But this endlessly repeated narrative had to be abandoned when Brown and the Greens began to win seriously and consistently — otherwise it would be an affirmation of deep ecology itself. Furthermore, as Brown spent more time in the public eye, and became known for a plain-spokenness, an anti-charismatic speaking style, and a wry humour, the frame didn’t fit. So two new narratives were introduced. The first was that Brown was the reasonable man holding back the deep Greens he had hitherto been accused of membership of. Now he was the guy in the suit, fending off the bush crazies who would come into town ahead of the Greens AGMs, take over the party, nominate a whale to the Senate, and mandate vegan dog food.

This story didn’t last a hugely long time either — once Brown was joined by more than one other Senator, and it became clear that their concerns were more than merely environmental, the non-emergence of the ferals had to be explained. By the mid-2000s, the Greens had been reshaped by external events — the refugee crisis and the war on terror. Standing firm against the “emergency” politics of both, they earned a decisive switch from a whole social class who had been wavering between they and Labour for most of a decade. The “cultural producer” class — policy workers, teachers, culture and knowledge creators — those who formed the base of the Labor Left for a couple of decades (after the dissolution of the old industrial left), once they were convinced of the Greens bona fides, switched across and didn’t come back. The solidity of the Greens also dealt a death-blow to the Democrats, as a whole tranche of somewhat more culturally conventional leftists and social liberals made the decisive switch from the old party to the new.

So a third narrative was needed. Brown now became not merely a bulwark against craziness, but a rule-proving exception — a brave and wise man of the people, the Green who wasn’t a Green, the adult in the room. He was now someone to be supported in his lonely struggle against the Red Regiments surging into the ranks of the placid and gentle Greens. As NSW state member Lee Rhiannon, whose past had attracted little attention hitherto, prepared to enter the Senate, her past membership of the born-moribund pro-Soviet Socialist Party of Australia (it had split from the CPA in 1972), became a focus of manufactured obsession.The attack on Rhiannon was full or ironies — the Australian Right is currently full of people like Christopher Pearson and Keith Windschuttle who rejected SPA’s line as hopelessly moderate, and enthusiastically supported the Chinese cultural revolution and Pol Pot’s auto-genocidal Kampuchea. In today’s Oz, another screed on Green “watermelons” is cheek-by-jowl with a piece on New Guinea by Helen Hughes, who was a member of the CPA during its mid-’60s remnant Stalinist period. Then, she advocated revolution in New Guinea and Aboriginal Australia. Now she advocates withdrawal of aid, compulsory imposition of individual land tenure, whether people want it or not. The Stalinist impulse, the adamantine certainty about reconstructing people’s lives survives wherever the politics ends up — yet you won’t see any exposes of Hughes’ past politics in the Oz.
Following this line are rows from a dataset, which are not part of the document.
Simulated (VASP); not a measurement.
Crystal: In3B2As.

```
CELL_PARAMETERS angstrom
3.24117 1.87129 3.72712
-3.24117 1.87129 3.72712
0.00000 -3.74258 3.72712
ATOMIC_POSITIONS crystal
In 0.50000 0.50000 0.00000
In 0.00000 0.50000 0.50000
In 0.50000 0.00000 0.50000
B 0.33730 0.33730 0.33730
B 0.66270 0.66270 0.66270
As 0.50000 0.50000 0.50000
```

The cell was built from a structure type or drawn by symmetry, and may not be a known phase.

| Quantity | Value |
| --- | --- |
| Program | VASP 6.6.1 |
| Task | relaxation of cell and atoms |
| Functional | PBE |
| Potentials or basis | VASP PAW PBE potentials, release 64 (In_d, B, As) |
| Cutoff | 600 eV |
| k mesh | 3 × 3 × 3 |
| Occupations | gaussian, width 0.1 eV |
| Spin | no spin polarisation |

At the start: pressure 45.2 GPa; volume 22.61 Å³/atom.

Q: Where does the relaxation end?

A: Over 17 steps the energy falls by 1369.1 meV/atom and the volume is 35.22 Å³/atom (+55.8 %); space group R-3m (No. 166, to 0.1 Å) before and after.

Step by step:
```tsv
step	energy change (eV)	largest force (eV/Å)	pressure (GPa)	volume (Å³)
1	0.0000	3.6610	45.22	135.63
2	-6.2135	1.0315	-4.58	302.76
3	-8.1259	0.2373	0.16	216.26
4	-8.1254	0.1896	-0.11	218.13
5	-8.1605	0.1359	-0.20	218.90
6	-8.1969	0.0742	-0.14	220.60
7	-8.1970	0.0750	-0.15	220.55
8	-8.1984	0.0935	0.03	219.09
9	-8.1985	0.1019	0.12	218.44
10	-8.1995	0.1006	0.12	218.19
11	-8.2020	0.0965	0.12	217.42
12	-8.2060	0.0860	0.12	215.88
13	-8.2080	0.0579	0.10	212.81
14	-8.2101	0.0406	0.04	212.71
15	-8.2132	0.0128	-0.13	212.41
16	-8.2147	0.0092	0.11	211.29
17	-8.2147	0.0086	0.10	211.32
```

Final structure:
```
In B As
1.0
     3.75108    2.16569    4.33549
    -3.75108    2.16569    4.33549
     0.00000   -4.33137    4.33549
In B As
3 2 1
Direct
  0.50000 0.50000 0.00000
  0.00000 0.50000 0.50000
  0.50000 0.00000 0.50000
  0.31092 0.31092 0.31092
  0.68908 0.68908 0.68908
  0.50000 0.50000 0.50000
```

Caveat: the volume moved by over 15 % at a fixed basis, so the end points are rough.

However, it was also true that the attitude of the small but active and influential Marxist “far-left” to the Greens had changed. Having made various serio-comic attempts to create a unified electoral bloc, and gaining about 1% of the vote, this was abandoned in favour of supporting or even joining the Greens. By and large this wasn’t a strategy of “entrism” as practised by Trotskyite groups in UK Labour in the ’80s, but it was an attempt to give activist backbone to a party whose branches were often composed of nice people, wanting to make the world a better place, and yet as dippy as a three-tier chocolate fountain. The increased effectiveness of the Greens over the past decades has come to a significant degree from the tried-and-tested organisational skills many of these people brought to the party.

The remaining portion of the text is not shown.